I can’t tell you how much fun living on the farm was. There was an endless supply of food, drinks and stories. My grandmother told us some wonderful stories.
Our farm was an organic farm. We grew all of our organic vegetables and we had a massive orchard very close to our cottages. We had apple trees, pear trees, plum trees, cherry trees, mulberry trees and walnut trees. It was amazing! We climbed so many of them and fell off them so many times. I still don’t know how we never broke a single bone! Especially during the cherry season. Well! We used to dare each other to see who would climb to the highest branches and get the juiciest, the most sun kissed cherries down from the top. I am yet to find cherries as sweet as the ones from my farm.
Mum and dad were always so busy. We were mostly left with our grandmother. I would say that we were true free-range children. We could go anywhere, and we absolutely went everywhere. Those times were wild, organic, muddy & pure.
I spent most of my time with my brother, but as we got older, we were joined by a group of boys from the neighbouring farms. I was the only girl amongst them. There was only one other girl who also lived in our hamlet, but she was not wild like me.
She was pretty much attached to her mother’s skirt. To me, she was no fun. I’m sure she was lovely though, but I needed a brave, wild companion and she needed a well behaved girlie girl, therefore we never became friends.

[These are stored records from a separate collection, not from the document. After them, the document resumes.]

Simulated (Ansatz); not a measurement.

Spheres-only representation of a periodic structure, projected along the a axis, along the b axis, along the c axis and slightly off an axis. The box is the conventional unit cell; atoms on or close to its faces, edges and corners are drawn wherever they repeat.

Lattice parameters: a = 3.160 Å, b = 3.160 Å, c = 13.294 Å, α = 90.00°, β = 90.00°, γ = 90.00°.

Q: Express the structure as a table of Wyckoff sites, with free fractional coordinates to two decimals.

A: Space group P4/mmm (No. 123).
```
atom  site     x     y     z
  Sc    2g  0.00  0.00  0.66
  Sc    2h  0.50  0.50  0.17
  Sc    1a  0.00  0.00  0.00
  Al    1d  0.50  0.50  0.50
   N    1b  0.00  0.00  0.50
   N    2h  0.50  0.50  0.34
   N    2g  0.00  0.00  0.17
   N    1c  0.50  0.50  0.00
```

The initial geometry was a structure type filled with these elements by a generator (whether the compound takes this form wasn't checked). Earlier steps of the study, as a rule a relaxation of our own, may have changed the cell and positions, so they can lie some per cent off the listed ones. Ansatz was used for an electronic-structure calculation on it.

I was one of the boys. I could do anything that they could, and I made anything that they made. We were equal, in my eyes. We would make guns out of planks of wood, a couple of nails and a rubber strip, cut out of my father’s truck’s inner tube, that I would steal from the garage. I know; I was naughty. But these were blissful times. We would walk for hours, climb trees to look for birds’ nests and observe them and we would sometimes take some crumbs and leave them in the nests. We would sometimes look for the fox burrows too. We used to find quite a few burrows, but I am not quite sure which group of animals they belonged too. We had fun none the less.
Autumn on the farm was so beautiful. This was a busy time for our family. The fruits had to be stored safely away in our cellars and the fruit and nut trees had to be prepared for the winter. The barns had to be prepared for the winter too; full of hay to the brim and very well insulated to keep all of our animals nice and warm.
The grownups used to collect all the leaves into these huge piles and they used to let us run really fast and then jump into them. I still remember the feeling of falling into these massive, soft beds of leaves.
This was all usually done before the first frost. But the first frost, oh my goodness, it was magical. My brother and I used to imagine that it was made out of real silver and diamonds. It shimmered beautifully in the morning sunshine.
Winters on the farm were so much fun. If we weren’t out skiing or tobogganing, we were inside sitting near our granny’s wood burner either listening to her stories or to her radio. Baba told the most magnificent stories, she used to get us to close our eyes and just listen to her magic.
She used to say to us: “Just close your eyes and imagine, see with your eyes shut.” This memory fills me with such content and warmth.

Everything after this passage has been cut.